The life of double back to back seal can be up to five times that of a single seal in certain severe environments. Both inboard and outboard seals can be either balanced or unbalance depending upon the pressure encountered. Back to back seal does not tolerate the pressure reversals. Pressure upsets can result in a seal failure. It can not be bench tested, hence seal performance cannot be verified until it is actually assembled in the pump.
b) Double - Face to Face Seal :
The double face to face seal is usually cartridge mounted with one seal inside the stuffing box and one seal on the outside. Both seals rotate against a common or separate stationary insert. Figure 4 represents a double face to face cartridge seal. Face to face seal can be used as either a tandem seal or a double seal. If the liquid between the seals is at higher pressure than the product in the stuffing box, the inner seal is lubricated by a sealing liquid. If the liquid is circulated between the seals at a lower pressure than the stuffing box pressure, the purpose of the inner seal is same as that of any single seal and the outer seal simply serves as a back up or a tandem seal.

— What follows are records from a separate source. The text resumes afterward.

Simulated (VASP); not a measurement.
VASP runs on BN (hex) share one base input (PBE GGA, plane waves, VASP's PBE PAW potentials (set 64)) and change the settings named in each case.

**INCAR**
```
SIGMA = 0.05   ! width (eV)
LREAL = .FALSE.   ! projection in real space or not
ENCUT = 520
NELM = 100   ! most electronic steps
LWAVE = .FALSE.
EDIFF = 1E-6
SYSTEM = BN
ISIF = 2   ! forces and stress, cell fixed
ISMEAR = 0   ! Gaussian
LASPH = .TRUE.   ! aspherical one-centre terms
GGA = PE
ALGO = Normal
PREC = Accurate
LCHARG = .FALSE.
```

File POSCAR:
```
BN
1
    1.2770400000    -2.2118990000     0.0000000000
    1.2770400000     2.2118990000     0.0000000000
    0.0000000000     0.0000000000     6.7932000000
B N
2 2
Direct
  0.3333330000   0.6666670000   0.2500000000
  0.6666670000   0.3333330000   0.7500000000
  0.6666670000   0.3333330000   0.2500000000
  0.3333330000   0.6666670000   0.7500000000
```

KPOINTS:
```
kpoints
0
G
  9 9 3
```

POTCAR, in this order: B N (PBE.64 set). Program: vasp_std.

This seal is compact and can be bench tested using air as a buffer fluid before assembly. Pressure reversal will not cause it to blow up. The main limitation is in the exposure of inner seal to the product. Viscous, abrasive, thermosetting or corrosive products can damage the inner seal and cause leakage.
c) Tandem Seal :
The purpose of this seal is not to create an artificial environment as is the case with double seal, but to provide a back up seal in the event of inner seal failure. A typical tandem seal is illustrated in the Figure. 5 . The inner seal functions similar to a conventional single seal. The cavity between inner and outer seal is flooded from a closed reservoir, which provide lubrication to outer seal. The inner seal is lubricated by the product. If the inner seal fails, the resulting pressure rise in the area between seals is sensed at the reservoir, where it can be
either registered on gauge or activate an alarm. In any event, failure of the inner seal can be detected while the outer seal assumes the responsibility of sealing the shaft until pump is taken for seal repair. Hence reliability of tandem is high compared to other seals.
BALANCED :
Balancing seal involves a simple design change which reduces the hydraulic forces acting to close the seal faces. As seal faces rub together excessive heat is generated. This heat can be removed by increasing the lubrication between the faces. Lubrication can be increased by reducing the effect of seal cavity hydraulic pressure on the seal faces. This is done usually by building a step in the sleeve which allows the wear nose of stationary insert to be moved toward the centre of the seal. More of the seal face is thus exposed to the seal
chamber pressure which in-turn reduces the forces acting to close the seal faces.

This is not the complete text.